Friday, March 24, 2006


John Wesley Powell -- geologist, ethnologist and explorer -- was born on this day in 1834 in Mount Morris, New York.

With little formal education and a lot of spare-time exploring, young John Wesley Powell developed an interest in natural history and archaeology, collecting Indian artifacts, rocks and fossils around his home in Illinois. Prior to the Civil War, he farmed and occasionally taught school; but with the War's onset, at age 27 he joined the 20th Illinois Volunteer Infantry for the North as a private, and within a year he was captain of an artillery unit. At Shiloh, under U.S. Grant, he lost his right arm below his elbow to a musket ball, but returned to fight at the siege of Vicksburg and the battle of Nashville, receiving his discharge in 1865 with the rank of major.
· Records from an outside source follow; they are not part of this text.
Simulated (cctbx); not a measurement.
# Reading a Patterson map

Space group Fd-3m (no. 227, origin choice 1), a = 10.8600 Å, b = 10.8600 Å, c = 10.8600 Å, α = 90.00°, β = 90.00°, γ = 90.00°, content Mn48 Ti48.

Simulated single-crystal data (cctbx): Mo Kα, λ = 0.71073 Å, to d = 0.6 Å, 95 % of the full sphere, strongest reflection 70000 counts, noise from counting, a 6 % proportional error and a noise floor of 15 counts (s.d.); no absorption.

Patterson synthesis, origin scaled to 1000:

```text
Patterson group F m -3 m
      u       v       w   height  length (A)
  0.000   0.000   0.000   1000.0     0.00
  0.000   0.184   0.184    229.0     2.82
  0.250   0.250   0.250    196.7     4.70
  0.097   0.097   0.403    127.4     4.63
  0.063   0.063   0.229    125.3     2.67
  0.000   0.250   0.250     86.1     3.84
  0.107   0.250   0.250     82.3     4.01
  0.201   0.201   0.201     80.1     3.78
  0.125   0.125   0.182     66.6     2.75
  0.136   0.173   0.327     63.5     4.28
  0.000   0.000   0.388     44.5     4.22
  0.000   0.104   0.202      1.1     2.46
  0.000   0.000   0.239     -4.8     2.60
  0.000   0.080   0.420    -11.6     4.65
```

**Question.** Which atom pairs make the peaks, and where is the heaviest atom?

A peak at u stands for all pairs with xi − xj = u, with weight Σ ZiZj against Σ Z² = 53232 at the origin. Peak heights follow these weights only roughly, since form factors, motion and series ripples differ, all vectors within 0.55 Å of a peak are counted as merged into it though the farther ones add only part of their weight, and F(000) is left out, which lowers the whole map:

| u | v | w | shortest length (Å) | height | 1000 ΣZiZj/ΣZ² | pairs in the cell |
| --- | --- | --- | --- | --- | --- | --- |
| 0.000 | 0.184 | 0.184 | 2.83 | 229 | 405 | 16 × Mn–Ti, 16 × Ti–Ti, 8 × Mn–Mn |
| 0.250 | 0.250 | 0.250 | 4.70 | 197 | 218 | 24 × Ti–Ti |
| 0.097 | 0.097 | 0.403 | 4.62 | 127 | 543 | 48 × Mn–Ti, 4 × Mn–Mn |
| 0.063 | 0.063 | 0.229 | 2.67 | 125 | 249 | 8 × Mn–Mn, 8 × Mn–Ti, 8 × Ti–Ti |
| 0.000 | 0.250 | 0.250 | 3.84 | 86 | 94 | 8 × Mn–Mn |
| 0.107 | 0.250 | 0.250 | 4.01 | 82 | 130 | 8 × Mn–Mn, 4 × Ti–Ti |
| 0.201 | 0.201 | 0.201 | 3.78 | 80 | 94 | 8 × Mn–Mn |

On the basis of his reputation as an amateur naturalist, after the War Powell became a lecturer in natural history at Illinois Wesleyan College and Illinois Normal University -- but he still had an eye for adventure. With some of his students, he began staging reconnaissance expeditions in the Colorado Rockies, and in the winter of 1868, he explored the upper tributaries of the Colorado River, studying the culture of the Utes and seeking grants from his universities, the Smithsonian and the U.S. Army for a full-fledged journey down the Colorado.

On May 24, 1869, the intrepid one-armed Powell and his crew of 9 other men embarked on what would become one of the last epic explorations of the continental U.S., a treacherous boat trip down the Colorado, through the monolithic gorges of the Southwest that had scared off prior expeditions. By the time he emerged from the Grand Canyon (so named by Powell himself) on August 29, 1869, Powell had succeeded in laying the groundwork for a good map of the Colorado, at the cost of 3 men who were killed along the way; developed an influential theory of how the Colorado preserved its level; established relations with the Utes and Shivwits of northern Arizona and southern Utah (who recalled Powell as "Kapurats," or "right-arm-off"); and was hailed as a hero in the East.

Congress responded by funding Powell to map and study large areas of the West. In 1872, Powell was appointed special commissioner of Indian Affairs, but in addition to providing advice to the government as one of the nation's foremost experts on Native American culture in the West, he began to concern himself with the natural limits of the American settlement of the West.

In his prophetic Report on the Lands of the Arid Regions of the United States (1878), he observed that the region to the west of the 100th meridian (roughly running through present-day Erick, Oklahoma, among other places) lacked the abundant water that had supported the growing populations in the East and Midwest. Therefore, he argued, for the West to grow within the bounds of its resources, the U.S. government would be required to carefully control homesteading, limiting it to self-reliant (not federally subsidized) communal authorities gathered around water and natural watershed areas where irrigation ditches might easily transport water to crops. Powell argued that this kind of control was required to encourage conservation, minimize conflicts over water rights, and reduce inefficiencies inherent in transporting water over long distances.

Powell's Report fell on deaf ears, however: while newspapers and speculators, aided by crackpot scientists, promised that water would somehow appear wherever civilization chose to install itself, politicians in Washington bristled at the notion of imposing so much control over the settlement of the West, arguing that it would interfere with free enterprise.

Between 1880 and 1930, the population of the Western states would increase by almost 10 times without a federal water conservation policy; within the same period, a city like Los Angeles would swell from a sleepy pueblo to a metropolis of 2 million people on the back of William Mulholland's nefarious Owens Valley aqueduct scheme, supplemented every decade or so by greedy grabs of additional water sources further and further Eastward and by billions of dollars of federal dams and reservoir projects; and by 2000, a city like Las Vegas, which would not have even existed under Powell's plans, would become the fastest growing city in the country -- with the highest per capita (and most conspicuous) water use in the West, an overdrawn aquifer, and fewer and fewer options other than to drill for water on federally-protected lands. So much for conservation and self-reliance.

With Powell's visionary plans doused, however, he was consigned to the federal bureaucracy; but as head of both the Bureau of Ethnology (from 1879) and the U.S. Geological Survey (from 1881), he turned his agencies into model government science organizations, fostering the publication of numerous classics of Native American anthropology, as well as topographical maps and land studies. His continual attempts to get in the way of unfettered development in the West ultimately got him fired in 1894, and he retired, somewhat bitterly, to write epistemological works that have been described by one writer as "abstruse." He died on September 23, 1902 in Haven, Maine.